This project was bootstrapped with Create React App.
I have always been fascinated by synthesisers; the sounds that they can make are absolutely mesmirising, they have helped me learn a lot about what sound is physically and mathemmatically and also given me motivation to learn about other new concepts such as scale tunings etc.
As a synthesiser enthusiast, I wish that I could have a synthesiser to play with, but often the price is quite prohibitive. So I decided to build one myself. I have used Max to fulfill this void in my soul before, however I was never able to share my creations easily with anyone else. Perhaps someone didn't have the right external libraries, or they didn't have max at all, and I felt as if I would spend hours creating without any concrete goal in mind.
A while ago I heard about the Web Audio API and I thought this would be a great opportunity. Everyone has a browser. So I set out to reproduce one of my favourite synthesisers, (without ever seeing or playing a real life version of it...) the Korg MS-20.
There are many modules and many knobs so it can be a little bit overwhelming when you first try it out. Hopefully this can give you a better idea of what happens.
There are two simillar looking modules labelled as Voltage Controlled Oscillators. These are very important modules as they serve as a source of sound to manipulate with the other modules.
Both oscillators have a wave form knob. This will change the shape of the wave that they generate. There are different types of wave and they have different characteristic sounds. Choosing the wave form is an important part when constructing a sound.

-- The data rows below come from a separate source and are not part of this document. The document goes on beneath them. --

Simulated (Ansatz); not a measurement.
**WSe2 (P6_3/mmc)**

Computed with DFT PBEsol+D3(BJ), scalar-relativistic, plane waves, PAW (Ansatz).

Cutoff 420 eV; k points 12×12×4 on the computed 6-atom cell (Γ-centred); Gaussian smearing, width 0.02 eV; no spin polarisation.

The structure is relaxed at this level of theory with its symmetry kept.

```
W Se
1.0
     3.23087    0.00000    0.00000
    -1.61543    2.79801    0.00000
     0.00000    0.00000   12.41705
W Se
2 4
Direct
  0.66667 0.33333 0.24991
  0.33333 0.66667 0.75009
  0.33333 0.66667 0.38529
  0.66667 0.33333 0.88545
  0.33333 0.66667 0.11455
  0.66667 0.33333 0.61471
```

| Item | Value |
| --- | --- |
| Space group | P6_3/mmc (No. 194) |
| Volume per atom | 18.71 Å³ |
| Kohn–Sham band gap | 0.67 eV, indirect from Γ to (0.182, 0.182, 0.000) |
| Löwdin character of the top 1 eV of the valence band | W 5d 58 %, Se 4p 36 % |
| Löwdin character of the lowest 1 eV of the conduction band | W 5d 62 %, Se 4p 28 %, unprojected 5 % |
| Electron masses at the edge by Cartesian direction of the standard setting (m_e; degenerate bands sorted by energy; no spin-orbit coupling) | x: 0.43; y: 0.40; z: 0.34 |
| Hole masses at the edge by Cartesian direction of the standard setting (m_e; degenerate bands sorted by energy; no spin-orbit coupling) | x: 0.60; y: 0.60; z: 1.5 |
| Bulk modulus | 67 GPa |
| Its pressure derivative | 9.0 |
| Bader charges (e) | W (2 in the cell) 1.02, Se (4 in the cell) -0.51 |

| Wave Form | Shape | Sound |
|---|---|---|
| Sawtooth |  |
The sawtooth has a rich signal, containing rich harmonics that are ripe for filtering. |
| Square / Pulse |  |
The square wave also has a rich signal but it is quite different from the saw sound. |
| Triangle |  |
The triangle wave, being closer to a sinusoid, is less rich harmonically than either saw or pulse wave forms. |
| Noise |  |
White noise is harmonically the richest signal (every frequency is equally represented), and can become very interesting with filtering. |
The wave form labeled ring on the second oscillator is the xor of the square wave on the second oscillator and the pulse output of the first oscillator.
The pulse width affects the duty cycle of the pulse output on the first oscillator. Changing it can drastically affect the sound of both the pulse sound and the ring modulator sound on the second oscillator.
The pitch wheel on the second oscillator can be used to offset the pitch of the second oscillator from the first and can create interesting harmony. For example, the second oscillator could be set a perfect 5th above the first oscillator, producing a familliar organ sound.
Both oscillators have separate gain knobs, so their volume can be modified independently.
Similar to the pitch knob on the second oscillator, this knob offsets the total frequency, transposing the total signal.
Increasing the portamento value puts a limit on how fast the frequency can change. For eaxmple, with higher portamento time, making large interval jumps will cause the frequency to ramp up like a siren.
The modulation generator is a low frequency oscillator that can affect the total frequency going into the oscillators and the cutoff frequency of both filters.
It can be used to add a vibrato effect to the sound.
There are two filters, one is a lowpass and the other is a highpass. They bot pass frequencies that are lower or higher respectively than a threshold (known as the cutoff frequency) and limit frequencies that are outside this "pass band".
A high peak value will cause signal around the cutoff frequency to be boosted, and can cause the filters to act as oscillators in their own right.
The MS-20 is well known for its filters and their characteristic sound. It is not the intention of this project to emulate this characteristic filter sound.
There are two envelope modules that each affect different signals:
The first envelope is a delay/attack/release envelope and has three timing values. When triggered the envelope will emit a ramp that starts at 0 following these phases:
- Delay: The signal will be kept at 0 for a time until starting the attack phase.
- Attack: The signal will gradually increase to 1 and remain there until the trigger finishes before beginning the release phase.
- Release: The signal will gradually return to 0.
The second envelope has more parameters and becomes more expressive. It affects the output gain, and can affect the cutoff frequency of the filters. The value it outputs is simmilar to envelope 1, but instead of staying at 1 after the attack, it decays down to the sustain level before being released back to 0.
One of the most important parts is the keyboard! The keyboard emits a signal representing the frequency of the note that was last pressed, and also emits a trigger signal that conveys the current state of the keypress.
The keyboard can be controlled by the computer keyboard as well. The lowest note being z and going up the scale to , before starting another octave at q.